Ups and Downs
I’ve not posted in a while. I missed a few days, which became a few weeks, which somehow became a few months. It’s dawned on me that time disappears rapidly when you’re not recording the passage of each day. It’s scary.
The longer I’ve spent away from here, the harder it’s been to find the right words to explain my absence. It began with having frequent blank days, the kind of days when I was mostly locked inside my head, dealing with an overwhelming emptiness, every little thing an effort. On such days there was no inclination to post a picture—although I never stopped dragging myself out to get at least that one specific photograph each day. That exercise is a bit like taking a daily pill, sometimes hard to swallow but I do so because I know it’s essential for my health. It’s become about making the effort to engage with the world. Photography is merely the vehicle.
I’ve kept on writing, in my notebook, although I catastrophically suffered the loss of one early in the summer. The stupidity surrounding that was as difficult to come to terms with as the loss of so much precious writing. It was a horrible experience and had the effect of disengaging me even further.
I’m still trying to complete a certain story that insists on being told, although I fear it’s losing faith in my ability to do the job. Nonetheless, just occasionally, I come up with something that persuades me it’s not a complete waste of time. And so I carry on. The words arrive slowly, often painfully slowly, but while they do keep on coming, my writing has to be the focus of my attention, especially when energy remains in short supply,
I’ve alluded before to my physical and mental health being fragile this year. The former is relatively easy to talk about, the latter less so. There is something of a stigma attached to poor mental health: the D word. It’s also easy to feel a fraud when there’s nothing tangible to point at, nothing to present for examination other than your own inadequate words. I need to summon up no little courage to own up to my head not being right.

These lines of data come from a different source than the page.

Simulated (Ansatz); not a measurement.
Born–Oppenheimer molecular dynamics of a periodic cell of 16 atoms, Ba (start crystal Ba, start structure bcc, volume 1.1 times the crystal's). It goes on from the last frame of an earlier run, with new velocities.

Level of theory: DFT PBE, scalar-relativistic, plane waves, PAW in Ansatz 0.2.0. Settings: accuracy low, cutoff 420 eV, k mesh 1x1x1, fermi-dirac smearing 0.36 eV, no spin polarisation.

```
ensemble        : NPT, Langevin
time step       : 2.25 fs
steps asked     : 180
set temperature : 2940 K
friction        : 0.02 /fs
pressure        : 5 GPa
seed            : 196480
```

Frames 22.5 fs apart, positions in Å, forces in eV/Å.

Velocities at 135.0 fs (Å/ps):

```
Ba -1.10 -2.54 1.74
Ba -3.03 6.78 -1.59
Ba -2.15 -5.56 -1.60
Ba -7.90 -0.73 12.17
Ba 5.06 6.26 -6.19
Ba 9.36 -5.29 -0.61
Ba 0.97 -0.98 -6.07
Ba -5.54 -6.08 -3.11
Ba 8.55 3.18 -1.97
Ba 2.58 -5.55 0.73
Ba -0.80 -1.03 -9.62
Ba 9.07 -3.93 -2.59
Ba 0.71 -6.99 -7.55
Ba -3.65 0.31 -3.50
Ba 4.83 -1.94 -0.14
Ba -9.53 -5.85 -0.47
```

Following my accident, the external injuries to my fractured skull healed quickly, but the internal ones never will, not completely. It’s taken a long while to accept that fact. I’ve been in denial. All my life I’ve earned my living creating software. From beginning to end it was all about problem-solving. I was good at it. Very good indeed. But I now struggle to analyse and work through even quite simple analytical tasks. My thought gets sent down pathways that terminate in a bruised and beaten-up part of my brain that no longer works in the way it once did. It seems like magic now, the things I used to do.
That certainly applies to my period writing computer games in the 80s. I got a message the other day from someone who had tracked me down to thank me for all the pleasure I had given him as a kid. It was really touching. And people are still playing my games. It’s extraordinary. I’ve discovered that I still have fans. There are videos! All this stuff was written in assembly language, pretty much the raw code of the processor itself. I can’t even begin to think about how I did it.
I’ve been avoiding spending time on the laptop. The computer screen, as a window into the larger world, started to become a source of anxiety. It started to become my enemy. It’s rather ironic that now I’m trying to befriend it again, I can’t spend long there because of a backache I’ve developed, the first time I’ve ever suffered this kind of incapacitating pain. Yet, despite that, my head feels better than it has in months. I’m on an upswing. It does simply seem to be the way of things. Ups are followed by downs just as surely as downs are followed by ups. Huge apologies here for going AWOL for so long. It’s been a very poor show from me. I trust you understand.
For the record, this was the day that the golden era of English cricket came to an end, after a glorious reign of precisely three weeks. We lost the first Ashes test by 251 runs after having the Aussies at 122-8 mid-afternoon on the first day. It could be argued that the narrative of this match was just as extraordinary and far-fetched as that of our World Cup victory. They mirror each other, not with the result but with the ups and downs and personal drama. It’s always ups and downs—in sport as in life. In England’s victory (was it really just three weeks ago?), we saw the redemption of Ben Stokes. In Australia’s victory, it was that of Steve Smith. It was a privilege to watch them both, at the human as well as the cricketing level. Sport is at its finest when it’s not just about the sport itself.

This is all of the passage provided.